A 25-year-old Oregon resident is in custody after an attack on an elderly man, with police saying the victim was left with gruesome injuries after his assailant chewed off one of his ears and a large portion of his face.
The Gresham Police Department detailed the harrowing incident on Tuesday, saying that officers responded to a call about a “possible stabbing” just after 2:00am local time near a train platform in Gresham, where witnesses said they saw a “significant amount of blood.” When they arrived, the suspect was “still on top of the victim, continuing the attack,” but was quickly subdued and arrested.
Turning their attention to the victim – a 78-year-old-man who was not named by police – officers discovered horrific wounds, including some “so severe that responders could see the victim’s skull.” One of the man’s ears was also missing, apparently gnawed off by the perpetrator.
During the interrogation, the attacker later told police he believed the elderly man was a “robot” who was trying to kill him, and that he was able to determine this by the victim’s “scent,” according to local media. He reportedly admitted to using various drugs, including alcohol, cannabis, and fentanyl, a powerful synthetic opioid.

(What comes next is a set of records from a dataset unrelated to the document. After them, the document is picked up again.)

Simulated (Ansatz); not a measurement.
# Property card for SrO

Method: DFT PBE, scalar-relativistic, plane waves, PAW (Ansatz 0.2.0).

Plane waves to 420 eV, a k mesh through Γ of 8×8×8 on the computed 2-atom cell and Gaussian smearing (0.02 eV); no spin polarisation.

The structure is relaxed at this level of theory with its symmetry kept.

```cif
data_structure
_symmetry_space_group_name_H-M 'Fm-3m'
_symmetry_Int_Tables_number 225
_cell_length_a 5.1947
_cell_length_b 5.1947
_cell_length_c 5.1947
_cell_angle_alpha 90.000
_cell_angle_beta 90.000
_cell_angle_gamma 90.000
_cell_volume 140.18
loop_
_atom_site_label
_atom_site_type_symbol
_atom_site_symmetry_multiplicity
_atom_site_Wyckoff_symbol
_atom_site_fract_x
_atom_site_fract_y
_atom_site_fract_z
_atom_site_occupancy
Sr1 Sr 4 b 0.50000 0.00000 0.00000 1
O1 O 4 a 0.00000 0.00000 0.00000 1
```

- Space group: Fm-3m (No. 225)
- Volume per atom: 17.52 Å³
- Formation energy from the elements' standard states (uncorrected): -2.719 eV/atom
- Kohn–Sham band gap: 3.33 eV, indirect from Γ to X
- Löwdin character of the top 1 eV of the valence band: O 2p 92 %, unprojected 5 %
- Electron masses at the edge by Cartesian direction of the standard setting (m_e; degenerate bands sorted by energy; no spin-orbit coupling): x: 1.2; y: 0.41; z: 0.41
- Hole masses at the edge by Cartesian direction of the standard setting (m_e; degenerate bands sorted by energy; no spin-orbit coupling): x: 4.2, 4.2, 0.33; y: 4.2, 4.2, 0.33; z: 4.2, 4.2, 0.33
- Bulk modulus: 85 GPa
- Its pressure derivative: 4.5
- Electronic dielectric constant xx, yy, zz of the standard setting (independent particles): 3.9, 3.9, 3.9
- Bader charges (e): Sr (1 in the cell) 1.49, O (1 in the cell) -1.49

While police said the suspect initially provided a false name, he was later identified as Koryn Kraemer, 25, who had recently moved to the Portland area from Georgia and now faces a second-degree assault charge. Investigators have not suggested any motive for the vicious assault, and said they would attempt to determine “whether illicit drugs played any part in the suspect’s actions.”
Kraemer’s first court appearance came on Wednesday, when he pleaded not guilty to the charge. He will be held without bail until his next hearing.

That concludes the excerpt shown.